It's just like music (well, almost!)
James Roy

 

When I was growing up we had a piano in our house. I never learned to play it, but my brother and sister both had lessons. My dad didn't play, but my mum did. The trouble was, I'm pretty sure she only knew one piece - Fur Elise by Beethoven. I think almost everyone can play that song (except me). I can't in all honesty say that my mum was particularly good at playing it, but that really didn't matter. What mattered was that she enjoyed it. She'd just plop herself down at the keyboard and start to play, and you could tell from her face that she loved it.

You see, there are two types of musicians - those who make music for their own enjoyment, and those who do it for others. My mother would never have dreamed of playing her one piece in front of a group of people, whereas some people live for performing. But both are using music for a totally legitimate reason. Both are entitled to play that song or that instrument either as a private expression or a public one.
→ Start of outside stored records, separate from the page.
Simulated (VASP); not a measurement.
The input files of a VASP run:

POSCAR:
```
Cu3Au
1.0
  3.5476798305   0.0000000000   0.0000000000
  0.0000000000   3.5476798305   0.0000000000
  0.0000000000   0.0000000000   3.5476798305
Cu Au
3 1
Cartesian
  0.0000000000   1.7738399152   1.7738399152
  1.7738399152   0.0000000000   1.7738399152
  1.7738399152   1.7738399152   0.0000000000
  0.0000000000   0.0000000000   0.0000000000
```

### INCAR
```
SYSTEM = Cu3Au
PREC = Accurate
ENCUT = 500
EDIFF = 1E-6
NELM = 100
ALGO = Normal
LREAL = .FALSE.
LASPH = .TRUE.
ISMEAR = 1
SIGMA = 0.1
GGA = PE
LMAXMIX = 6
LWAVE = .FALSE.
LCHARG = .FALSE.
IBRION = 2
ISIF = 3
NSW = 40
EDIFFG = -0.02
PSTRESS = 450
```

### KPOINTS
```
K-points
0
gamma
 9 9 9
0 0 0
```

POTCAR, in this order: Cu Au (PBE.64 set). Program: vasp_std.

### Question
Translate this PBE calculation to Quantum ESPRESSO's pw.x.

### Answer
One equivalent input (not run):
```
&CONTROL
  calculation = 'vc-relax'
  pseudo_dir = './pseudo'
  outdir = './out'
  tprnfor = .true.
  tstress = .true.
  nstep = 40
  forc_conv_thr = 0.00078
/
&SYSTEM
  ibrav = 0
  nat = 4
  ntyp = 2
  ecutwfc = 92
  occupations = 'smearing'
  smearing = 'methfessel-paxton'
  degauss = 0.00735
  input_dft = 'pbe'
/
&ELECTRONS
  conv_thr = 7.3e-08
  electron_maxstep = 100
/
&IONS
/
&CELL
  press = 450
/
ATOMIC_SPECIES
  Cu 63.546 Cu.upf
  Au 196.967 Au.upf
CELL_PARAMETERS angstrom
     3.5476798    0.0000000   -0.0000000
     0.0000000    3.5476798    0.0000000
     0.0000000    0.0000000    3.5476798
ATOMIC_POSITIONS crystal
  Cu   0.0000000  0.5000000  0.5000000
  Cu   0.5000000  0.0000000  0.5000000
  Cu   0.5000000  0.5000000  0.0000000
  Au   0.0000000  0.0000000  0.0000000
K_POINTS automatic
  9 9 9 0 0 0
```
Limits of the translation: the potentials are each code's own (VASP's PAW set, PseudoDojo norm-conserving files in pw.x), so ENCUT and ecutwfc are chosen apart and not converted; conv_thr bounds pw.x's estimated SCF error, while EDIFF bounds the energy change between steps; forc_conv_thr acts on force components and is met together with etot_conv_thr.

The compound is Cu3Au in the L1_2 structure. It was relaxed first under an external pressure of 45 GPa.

I think writing is just the same. Some people, like me, write to perform. I get paid to write, and I feel lucky and priviledged to be able to do that. But it's OK to write just for yourself. You shouldn't ever think that a poem or a story is too corny, too daggy or too rude to write down. I think everyone should have a secret place where they can put bits of writing that no one else should ever see. I have one. I also believe that such a folder or box should be clearly marked "To be destroyed unopened upon the unfortunate occasion of my death," and such a request totally respected. That would then be a place where you could keep anything you'd written that you wanted to keep private. That way writing could fulfil one of its great but slightly cliched roles: self-expression.

So some people perform, while some people write for fun or because they want to get certain things off their chests. Some people (like me) do both. That's the first way writing is like music, and now here's the other.

Anyone who wants to play an instrument well, either for fun or performance, has to do two things. First they have to practise, and as we all know, the least interesting form of practise is scales. But it's also one of the most important, because it trains your fingers where to go, and it trains your ear to recognise differences in tone, pitch and tempo. It is no different for a writer. You need to practise, and by that I mean every day.

How does a writer do scales? Easy, really -- much easier than you'd think. You just write, every day, about anything. Even if you feel no inspiration at all, you just have to write. Musicians don't feel like practising every day, but they know they have to, and so do writers.

Here are some ideas for practise. Close your eyes and listen. Then describe everything you can hear. Or just start writing without stopping for five minutes, scribbling down whatever comes into your head. Take a word - any word, like love, or pain, or fire, or green, or fingers or anything at all (even someone's name) and write a few lines using that word at the beginning of each line. Write a letter to someone - that's one of the best, I think.

This practise I'm talking about doesn't have to be for very long. Fifteen minutes, half an hour, 500 words, two pages -- it doesn't matter. As long as you write something every day, and do it as well as you can. Soon you'll find that you're putting words together in a way that you'll find quite amazing. You'll read something you've written and think I had no idea I could write this well! It's a good feeling.

The other thing musicians must do to be successful is to listen to a lot of music, and not just one kind, either. Of course, you'll have guessed by now that the equivalent activity for a writer is reading a lot. I have up to five books that I am reading at any one time, and I find that if I read books by only one author my writing soon starts to sound like that author. So read a lot, mix it up a bit, and your writing will become more versatile and flexible. And better.

So there you have it - no excuse available. If you want to write just for you, then go for it. If you want to write for others, do that too. But write every day and read every day. Musicians practise for hours every day - I think we writers get off pretty light compared with that!